A water-tower-like chimney is eye catching in the desolate desert, where under the chimney is a glass-made house sitting above the ground.
This is a solar chimney plant system in Jinshawan, Wuhai City of north China's Inner Mongolia Autonomous Region, which is the country's first power plant that combines solar and wind power into power generation.
Starting operation on Dec. 10, the 200-kilowatt power generating unit can supply 400,000 kwh of electricity per year, saving the equivalent of 100 tonnes of coal and 900 tonnes of water, compared with thermal power generation.
China has been making efforts in emission control to fulfill its commitment of reducing carbon dioxide emissions per unit of gross domestic product (GDP) by 40 to 50 percent by 2020.
Based on the proposal for the country's twelfth "Five-Year Program", which was released by the Communist Party of China Central Committee in late October, China should make the reduction of energy consumption intensity and carbon dioxide emission "binding goals" during the 2011-15 period.
Supported by the Ministry of Science and Technology and the Inner Mongolia Autonomous Regional Government, the project was co-designed and -developed by Inner Mongolia University of Science and Technology (IMUST) and the Technical University of Madrid, Spain.
"It took us three years to solve the technical bottlenecks," said Professor Wei Yili with the IMUST, who is a team member on the project.
The facility, composed of three parts -- solar collectors, a chimney and a turbine generator -- absorbs heat from the hot sand under the glass cover using the greenhouse effect, transmitting the hot air flows to the chimney and generating power by turning the turbine inside of it.
The energy stored in the sand, heated by the sunshine during the day,will discharge heat at night and continue to run the turbine, according to Wei.
"A feat of this facility is that an air door has been added to integrate wind power into the power supply, which enables the system to operate in winter when there is minimal sunshine. In this way, the system can operate 365 days of a year around the clock," he said.
Funded by a local company in Inner Mongolia with 1.38 billion yuan (208 million U.S. dollars), the project construction started in May 2009. It will consist of three phases covering a combined area of 277 hectares and its total generation capacity will reach 27.5 MW after the final phase is completed by 2013.
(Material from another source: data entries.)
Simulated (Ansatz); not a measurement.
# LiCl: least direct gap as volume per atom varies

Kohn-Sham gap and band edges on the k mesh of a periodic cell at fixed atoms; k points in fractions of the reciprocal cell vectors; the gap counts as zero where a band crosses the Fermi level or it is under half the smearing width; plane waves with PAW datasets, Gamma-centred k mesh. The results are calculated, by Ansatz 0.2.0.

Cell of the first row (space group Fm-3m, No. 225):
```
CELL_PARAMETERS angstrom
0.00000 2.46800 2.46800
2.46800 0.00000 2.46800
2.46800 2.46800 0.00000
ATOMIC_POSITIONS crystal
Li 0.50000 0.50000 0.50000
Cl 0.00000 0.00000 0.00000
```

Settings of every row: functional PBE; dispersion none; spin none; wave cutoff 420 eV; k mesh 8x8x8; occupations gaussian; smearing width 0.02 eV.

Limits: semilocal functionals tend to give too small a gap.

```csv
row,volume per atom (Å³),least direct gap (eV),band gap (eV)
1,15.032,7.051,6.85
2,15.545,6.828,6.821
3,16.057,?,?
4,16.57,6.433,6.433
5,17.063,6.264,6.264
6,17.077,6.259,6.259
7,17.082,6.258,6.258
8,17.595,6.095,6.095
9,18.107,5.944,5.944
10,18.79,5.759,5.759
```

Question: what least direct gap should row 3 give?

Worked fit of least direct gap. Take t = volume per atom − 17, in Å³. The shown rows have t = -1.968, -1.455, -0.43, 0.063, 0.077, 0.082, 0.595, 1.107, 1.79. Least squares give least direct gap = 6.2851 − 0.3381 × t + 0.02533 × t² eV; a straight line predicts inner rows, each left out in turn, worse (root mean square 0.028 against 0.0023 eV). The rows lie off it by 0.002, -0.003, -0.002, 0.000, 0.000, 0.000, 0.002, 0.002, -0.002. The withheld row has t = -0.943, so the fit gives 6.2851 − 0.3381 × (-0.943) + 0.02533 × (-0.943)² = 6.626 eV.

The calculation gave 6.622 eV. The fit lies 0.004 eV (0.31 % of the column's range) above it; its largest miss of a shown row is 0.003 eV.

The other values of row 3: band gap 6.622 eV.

The power generated by the plant will then be transferred to the grid of Inner Mongolia and Hebei Province that provides electricity to Beijing, along with Hebei and Inner Mongolia.
Wei also noted that the most important substance in the technology was sand, which absorbs heat and accumulated energy. Therefore, the vast desert of west Inner Mongolia becomes the perfect site for locating such a plant.
More solar chimney plants of the kind will be built, taking the advantage of China's 2.6-million-square-kilometer desert as "resources", Wei said.
"Energy saving, plus restraining sandstorms by covering the moving sand, the solar chimney plant is of great importance in improving climate," he noted.